I answer "yes" to both questions. (Why else would I be writing this entry? ) And it's ironic that I should say so today, after a student asked, in a combination of exasperation and resentment, why should she be expected to read ancient Greek writers, The Inferno or any number of other ancient or medieval "classics."
And what did I tell her? "Their stories are our stories. Their characters are people we see every day."
So, you may be wondering, how could I ask the rhetorical questions that opened this entry? Is that a bit of a contradiction?
Now you can accuse me of being cagey and evasive. (Guilty on both counts!) I'm not going to answer that one, at least not yet.

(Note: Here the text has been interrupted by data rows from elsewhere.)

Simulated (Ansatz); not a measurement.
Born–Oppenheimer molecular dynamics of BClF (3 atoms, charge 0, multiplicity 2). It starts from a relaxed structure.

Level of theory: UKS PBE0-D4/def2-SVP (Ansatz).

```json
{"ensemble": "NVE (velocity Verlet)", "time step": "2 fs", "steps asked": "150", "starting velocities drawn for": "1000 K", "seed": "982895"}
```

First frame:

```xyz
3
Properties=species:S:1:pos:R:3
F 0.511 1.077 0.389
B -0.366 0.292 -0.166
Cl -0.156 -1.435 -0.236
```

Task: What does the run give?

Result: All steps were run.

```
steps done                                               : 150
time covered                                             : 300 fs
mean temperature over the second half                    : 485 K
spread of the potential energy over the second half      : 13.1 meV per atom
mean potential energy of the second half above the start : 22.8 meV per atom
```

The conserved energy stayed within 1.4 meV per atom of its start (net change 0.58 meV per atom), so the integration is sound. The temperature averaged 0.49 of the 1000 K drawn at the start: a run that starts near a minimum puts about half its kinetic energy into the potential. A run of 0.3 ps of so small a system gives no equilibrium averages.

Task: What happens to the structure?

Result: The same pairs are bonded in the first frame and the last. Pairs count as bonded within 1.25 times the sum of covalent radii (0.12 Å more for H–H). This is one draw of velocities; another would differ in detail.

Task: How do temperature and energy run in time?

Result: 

How is my story "different?" Well, I was born--both in the sense that the state recognizes and that which my spirit manifested--in summer. And, I am living my first full season in the autumn. I am feeling nurtured and energized by the blaze of reds and golds from leaves falling and bricks glowing in the autumn sunset.
Aren't we supposed to begin our lives with the spring? Isn't that how it happens in the stories we hear as kids and see in the media?
And when do you ever hear of someone beginning his or her life after passing one of those round-numbered birthdays?
OK. So my story is different from the ones I've heard--at least in some ways. So how can I say that any story "belongs to the human race?"
I advised that student to look carefully at all of those texts they've assigned to her Western Civilization course. "Murder is as old as Cain and Abel," I said. "And the story of Hamlet is the story of Oedipus Rex."
"You know, you're right!"
"'There's nothing new under the sun.' That's in the Book of Ecclesiastes." The funny thing is that when I said that, her face opened with the light of revelation--and she reads the Bible much more than I read it!
People who feel as I do, and who face the same gender identity dilemma as mine, are not new. And any possible response to it comes down to the classic choice: between flight and fight--or to be or not to be.
In other words, what makes Oedipus Rex and Hamlet endure is not merely the story in each. Rather, it has to do with how each play lays bare the questions we face and the choices we make every day. To be or not to be. To give in to the insanity, or to struggle to be be free. In doing so, do you destroy what's come before you--or make some attempt to honor it?
The student with whom I had the conversation is a black Caribbean woman whom I'd guess to be in her mid-30's or thereabouts. She has described some of the bigotry she's experienced, but says she admires me for the way I've handled my situation. Which, of course, is the reason why she came to me with her question.
I suppose that if I'd been a quicker thinker and had been more articulate, I could have told her that all of those works contain our stories, or more precisely, our truths--without sounding as glib as I just did. The stuff you see in the newspapers, on TV and in those awful books and films they force-feed to kids: Those are the stories of other people, most of whom you'll never meet. I mean, where are you going to meet the sorts of people you see on soap operas--or in politics?
They are only stories: the ones with the spouses and houses you're supposed to have--even if the price you pay for them consists of madness and death, whether inflicted by you or someone else. That madness consists of such things as having to live with the feeling that you were born in the wrong place, the wrong time, in the wrong body and with the wrong desires and needs. The only way out is to live as if none of those things were wrong: You have as much right as anyone else to be who you are, where you are, when you are.
You get only one chance to do that. Then, there's one storyline: We all fall, and it's for eternity. Until then, there's only your story. It's been around since ancient times, at least, but only you can live it.
That is one of the few things I've learned with any certainty. And I hope that student understands this: To live your own story, you have to understand the others. That is my advice to her, and myself.